Growing up as a first generation immigrant in Canada the concept of home was a foreign one to me – I could not make sense of whether I belonged in the country that gave birth to my native culture, language and family or the one that now housed me and provided endless opportunities. With each year that passed I experienced a greater dissonance in relating to either culture. It wasn’t until I learned of John Berry’s acculturation model that I finally felt content with my cultural identity.

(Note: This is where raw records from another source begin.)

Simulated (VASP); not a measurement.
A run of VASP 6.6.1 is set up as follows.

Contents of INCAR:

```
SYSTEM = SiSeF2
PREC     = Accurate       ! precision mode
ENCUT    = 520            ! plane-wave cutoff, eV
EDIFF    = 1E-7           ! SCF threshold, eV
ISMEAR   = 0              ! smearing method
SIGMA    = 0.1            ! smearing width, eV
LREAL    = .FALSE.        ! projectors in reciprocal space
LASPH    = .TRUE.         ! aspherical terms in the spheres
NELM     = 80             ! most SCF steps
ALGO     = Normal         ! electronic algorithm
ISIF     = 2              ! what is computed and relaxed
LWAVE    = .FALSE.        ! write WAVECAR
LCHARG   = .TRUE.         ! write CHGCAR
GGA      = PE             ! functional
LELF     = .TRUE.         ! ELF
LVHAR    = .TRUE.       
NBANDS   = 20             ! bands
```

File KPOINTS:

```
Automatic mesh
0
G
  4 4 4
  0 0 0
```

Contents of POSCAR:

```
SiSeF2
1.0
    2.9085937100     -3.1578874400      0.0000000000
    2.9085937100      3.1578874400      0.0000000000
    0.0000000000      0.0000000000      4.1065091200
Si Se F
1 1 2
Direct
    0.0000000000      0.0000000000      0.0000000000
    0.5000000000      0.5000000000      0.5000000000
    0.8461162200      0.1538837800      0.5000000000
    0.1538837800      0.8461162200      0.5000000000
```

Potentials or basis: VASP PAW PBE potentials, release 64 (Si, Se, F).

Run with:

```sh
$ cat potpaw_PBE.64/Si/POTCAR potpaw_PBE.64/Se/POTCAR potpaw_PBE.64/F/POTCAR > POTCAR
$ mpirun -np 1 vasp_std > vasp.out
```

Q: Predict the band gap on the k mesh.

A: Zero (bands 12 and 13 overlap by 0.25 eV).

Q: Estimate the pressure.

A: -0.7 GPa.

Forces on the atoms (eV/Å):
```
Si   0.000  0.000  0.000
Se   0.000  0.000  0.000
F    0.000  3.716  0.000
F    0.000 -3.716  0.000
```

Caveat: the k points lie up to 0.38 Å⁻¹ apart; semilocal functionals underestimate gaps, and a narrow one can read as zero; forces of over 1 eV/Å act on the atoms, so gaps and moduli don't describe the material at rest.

During my time in Dharamsala I began to wonder if the Tibetan refugees experienced the same inner conflicts in identifying between their Tibetan culture and their now-Indian homes. That was when we posed the question to the students: What is the difference between a house and a home. Their answers unanimously and succinctly differentiated between a house and a home: “Physically I am in India. But, my heart is in Tibet. This is a house. In Tibet we have our homes. Here in India we don’t have homes, only houses. Sometimes India reminds me of a home…but it’s not”. I could see my own struggle within these students, I immediately identified with their yearning for a home. What then delineates a home? And how come they felt so astray in a land adjacent to their own?
As the conversation progressed a vibrant and powerful nationalism permeated their answers. They stated that a home not only houses families but also memories – and their memories are in Tibet. The importance of planting roots and creating memories was a primary pillar in differentiating between a house and a home. Despite cultural genocide, Chinese influence & occupation and an ever present fear of spies Tibetan refugees still consider Tibet their home. Historically, Tibet was a nomadic society and much of the population continues to abide by the nomadic lifestyle even today and I wondered if this would impact their identity or concept of self. Yet, even the nomads passionately exclaimed that Tibet was and continues to be their home. I was enthralled at how firmly planted their perception of home was – even Indian-born Tibetans refer to Tibet as their home despite never having been there.
What then leads to the formation of a home, to the longing and yearning for a specific district, region or vicinity? I wondered why the Tibetans didn’t feel at home in India – and the unfortunate reality is that racial tension and discrimination pervade Indian-Tibetan relations on both subtle and deliberate levels. Stories of being ignored and relegated in society saturated the conversation: one student spoke of how police targeted him on the street, demanded his refugee status card, tore it into pieces and then fined him for not having proper identification. Another spoke of how Tibetan establishments have a way of being vandalized and even set ablaze. While these overt demonstrations of discrimination are less common, more clandestine discrimination manifests itself in everyday Tibetan-Indian relations.
By emphasizing the similarities between cultures and taking a stand against racism, both covert and blatant, we can encourage more harmonious, amicable and cordial relationships between cultures resulting in Tibetans no longer feeling like strangers in the country that houses them until they can return home to a free Tibet.